What have you done for eternity lately?
Are you living day to day constantly fighting and struggling to make it through only to find yourself back where you started the day before? Are you living your life with no worries at all?
Are you aware of the millions of people who don't have what you have but yet you still want more? Do you find yourself thinking about mostly your own problems?
Now that you are thinking about these questions...if you took an inventory of your day and journaled every single thing you did, what would be left of your day that you could say---yes...I did that for you Lord...Yes...this will stand the fire on the day of judgment and be worthy of the kingdom of heaven. How much of your day would pass this test? Frightening thought huh?
Several months ago, I began to ask myself these questions and came to the conclusion that I could not honestly believe that my thoughts, my words, or my deeds had much to do with living kingdom minded, BUT had a lot to do with concerns of this world..it was heartbreaking to think about how much time, money, relationships, etc...I had wasted by not investing every ounce of Jesus I had into what really mattered. Sure we can all look at ourselves and say "Well that's not me, I do plenty for people, I'm a nice person, I'm doing everything I should as a Christian, I'm not selfish becasue I'm kind, fogiving, and loving.." Oh yeah??? I guarantee you that most of us are only fooling ourselves. Not purposely, but this is how we were taught in American Church...it's all about appearance, and a little do good here and do good there and it's all good. Right?
Well I wasn't satisfied with that...There was a restless well inside of my soul that was thirsting for more of something I couldn't identify, but i had concluded that I didn't solely want to be a Christian singer or songwriter. There had to be more than standing on a stage in front of people wearing my cutest outfits and flaunting my highlighted hair, trying to live up to a falling market of advertisement, belting out some music and saying a few words about God to people who were hungry, lost, tormented, and hurting. Was that really enough to say I was doing all I could for God?

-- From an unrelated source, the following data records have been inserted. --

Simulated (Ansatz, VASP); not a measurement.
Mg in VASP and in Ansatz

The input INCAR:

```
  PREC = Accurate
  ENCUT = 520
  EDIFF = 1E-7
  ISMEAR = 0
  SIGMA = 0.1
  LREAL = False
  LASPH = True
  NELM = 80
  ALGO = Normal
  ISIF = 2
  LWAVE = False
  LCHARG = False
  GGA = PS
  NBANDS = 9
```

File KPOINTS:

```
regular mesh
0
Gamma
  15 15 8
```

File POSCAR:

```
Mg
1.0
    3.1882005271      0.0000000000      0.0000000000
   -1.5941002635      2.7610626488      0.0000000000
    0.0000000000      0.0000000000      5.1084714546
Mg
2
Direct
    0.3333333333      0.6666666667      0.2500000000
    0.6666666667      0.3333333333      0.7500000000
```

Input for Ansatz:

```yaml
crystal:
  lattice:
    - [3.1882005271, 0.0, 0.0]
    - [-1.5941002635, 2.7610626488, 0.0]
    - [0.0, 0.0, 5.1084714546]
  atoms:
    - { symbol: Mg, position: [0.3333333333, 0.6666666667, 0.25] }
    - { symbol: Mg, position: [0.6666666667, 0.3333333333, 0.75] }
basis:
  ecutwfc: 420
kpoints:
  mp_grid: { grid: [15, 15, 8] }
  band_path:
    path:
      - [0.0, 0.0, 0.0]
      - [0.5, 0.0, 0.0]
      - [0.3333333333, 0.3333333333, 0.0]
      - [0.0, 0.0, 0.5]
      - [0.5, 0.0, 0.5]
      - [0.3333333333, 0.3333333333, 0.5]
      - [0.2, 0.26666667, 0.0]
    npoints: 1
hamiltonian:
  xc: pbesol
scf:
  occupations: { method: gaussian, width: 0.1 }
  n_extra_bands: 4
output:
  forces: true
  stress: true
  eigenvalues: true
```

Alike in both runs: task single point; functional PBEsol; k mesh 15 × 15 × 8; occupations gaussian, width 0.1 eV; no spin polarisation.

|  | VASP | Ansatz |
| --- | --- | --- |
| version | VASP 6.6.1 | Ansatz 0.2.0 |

So I began to search God with all of my heart, my mind, and soul through prayer, fasting & weeping. I began to saturate my thoughts in the word of God and the closer I drew to him, the deeper he took me to his heart...it was a scary place at first..overwhelming with the cries of millions of lost souls, the pain and tears of those who barely live off of $1 a day, the ones who have no place to rest their head or eat a decent meal, no healthcare, the ones who are being abused, the ones who are in chains and bondage of addictions and captors, the ones who were dying and being persecuted for the name of Jesus...and what could I do about it? It was all so frightening to think if this were me, who would help me and hear my cries? Why aren't people listening? Does anyone care out there? Is this all there is?
Then God began to open my eyes to his way of selfless love, mercy, kindness, compassion, hope,and goodness. What I was doing with my life wasn't wrong, and it wasn't NOT enough. I was doing the best I could with what I had - the only way I knew how. God certainly gives each of us talents and gifts to use for his glory and places us exactly where we need to be in life. However, we begin to learn on this spiritual journey that there is more than just our lives going on in this world, and we have a unique opportunity to do things that 3/4 of the world cannot with our wealth as individuals, a church, and as a country in America. It's not the American nature (anymore) to be concerned about the rest of the world since it doesn't seem to affect us...but as we know, our nature is not like God's nature...perhaps we would understand if we went to die on a cross for someone we hadn't met yet, for something we never did, to give them something they might not even care to accept. I wanted that kind of love so much that I was willing to change my whole life for it..I wanted to stop living the illusion that I was being enough and do something about it...
NO MORE DOING NOTHING--BE SOMETHING!
Don't get me wrong...doing things for God will not get you into heaven and will not score you any game points with God. The only way to get to heaven is to accept Jesus Christ as your personal savior by faith and believe that he died and rose again on the cross for your sins. However, the greatest of all commandments as declared by Jesus himself is to love the Lord with all your heart, mind, and strength and to love your neighbor as yourself.
So I've set out on a mission to live my life everyday for the kingdom of God. There are different ways I do that, but each one of us has a different life, so what's my path is not going to be the same as yours and vice versa.
There are billions of ways to do that...but we have to do it on purpose. Every action will lead to a reaction and it can cause a revolution of love, compassion, and faith. So No More Do Nothing...Be Something!